Because I was already thinking of doing this, and not because Chris Roberson beat me to it, or because our blogs are going to become a forum for a personal argument, I'm going to post some thoughts I shared with Roberson and Sean Williams in an email this morning on why I think NBC's Heroes is my favorite show on television currently and may emerge over time as my favorite show of all time. Note this is NOT a rebuttal to Chris - I long sense gave up on trying to get him to watch. This was a digression into what I think Heroes is doing that is notable in the history of evolving TV narrative:
What it's doing that is making it for me is that it seems to be leaving the episodic nature of television behind completely. Sometimes they'll run a "To be continued" and this just blows my mind, because in a show where everything seems to be carried forward and thru, I can't figure out when they decide something is "to be continued" and something isn't. I think it's just to give us a break from the horrid voice overs, since the TBC episodes don't have one at the end and
start. What Heroes is doing to me and my wife is showing us the absurdity of dramas that start out at the beginning of the hour with a problem and resolve it by the end.

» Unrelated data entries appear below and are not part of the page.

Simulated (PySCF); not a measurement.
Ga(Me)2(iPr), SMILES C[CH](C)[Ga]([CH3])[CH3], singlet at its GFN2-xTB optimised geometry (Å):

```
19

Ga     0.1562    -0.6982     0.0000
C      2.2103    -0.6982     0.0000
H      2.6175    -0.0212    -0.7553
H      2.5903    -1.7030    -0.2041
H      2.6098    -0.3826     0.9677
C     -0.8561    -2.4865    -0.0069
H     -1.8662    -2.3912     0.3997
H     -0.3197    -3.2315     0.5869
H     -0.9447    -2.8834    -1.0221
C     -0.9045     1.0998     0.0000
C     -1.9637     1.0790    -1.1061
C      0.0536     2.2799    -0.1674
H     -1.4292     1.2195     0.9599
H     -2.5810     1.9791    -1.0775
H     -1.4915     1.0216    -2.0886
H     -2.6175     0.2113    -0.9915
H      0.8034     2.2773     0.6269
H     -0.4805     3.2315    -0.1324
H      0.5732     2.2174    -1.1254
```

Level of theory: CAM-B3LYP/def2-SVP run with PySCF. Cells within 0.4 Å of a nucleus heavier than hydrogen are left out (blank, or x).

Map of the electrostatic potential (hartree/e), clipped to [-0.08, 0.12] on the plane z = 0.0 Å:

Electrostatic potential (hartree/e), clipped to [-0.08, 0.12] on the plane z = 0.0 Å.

I am actually very distrubed by this.
Because that's how most television has been written since the medium's inception.
I always prided myself on not being one of those people who can't watch black and white film or refuse to watch things because they are old or the special effects aren't up to today's standards. My excuse was always that it's the story that matters, not the set dressings. But Heroes is doing fundamentally different things with story. I know this began with St Elsewhere and Babylon 5 and a dozen other shows over the last decade, but the level of inter-connectivity, non-episodic format is to an entirely new degree. Rome does this too - they are really neck and neck for my affection and it's probably just that I'm more into comics than history that puts
Heroes ahead - but Rome feels just a touch more episodic.
What I'm realizing is that changes in the sophistication of narrative may forever remove me from the garden and I'm not sure I can go back.
Now, back on B5 - I started on season three and went back, having hated it when it first aired. [And the weaker] Season five's not Joe's fault. He thought he had to end the show on season four, so he hurried to do so, then got the extra year after all and had to stretch it out. Then a major cast member quit between seasons, and he'd planned to hang a huge arc on her. But I often wish B5 had been 5 books instead of 5 years of tv so that the story he meant to tell
from the beginning could get told.
Meanwhile, I am expecting the next truly brilliant, paradigm shifting SF epic to show up sometime in the next five years, not from US television at all, but from another corner - either Asian tv or YouTube or bittorrent or elsewhere. I'm expecting that whoever is behind it is working on it right now and that when it arrives it will be mind-charringly brilliant, as it is able to tell exactly the story it sets out to tell, in exactly however many segments that entails (and no more), without being beholden to the time and commercial constraints of tv, and that once it arrives the real era of SF filmmaking will be well and truly underway. Godspeed!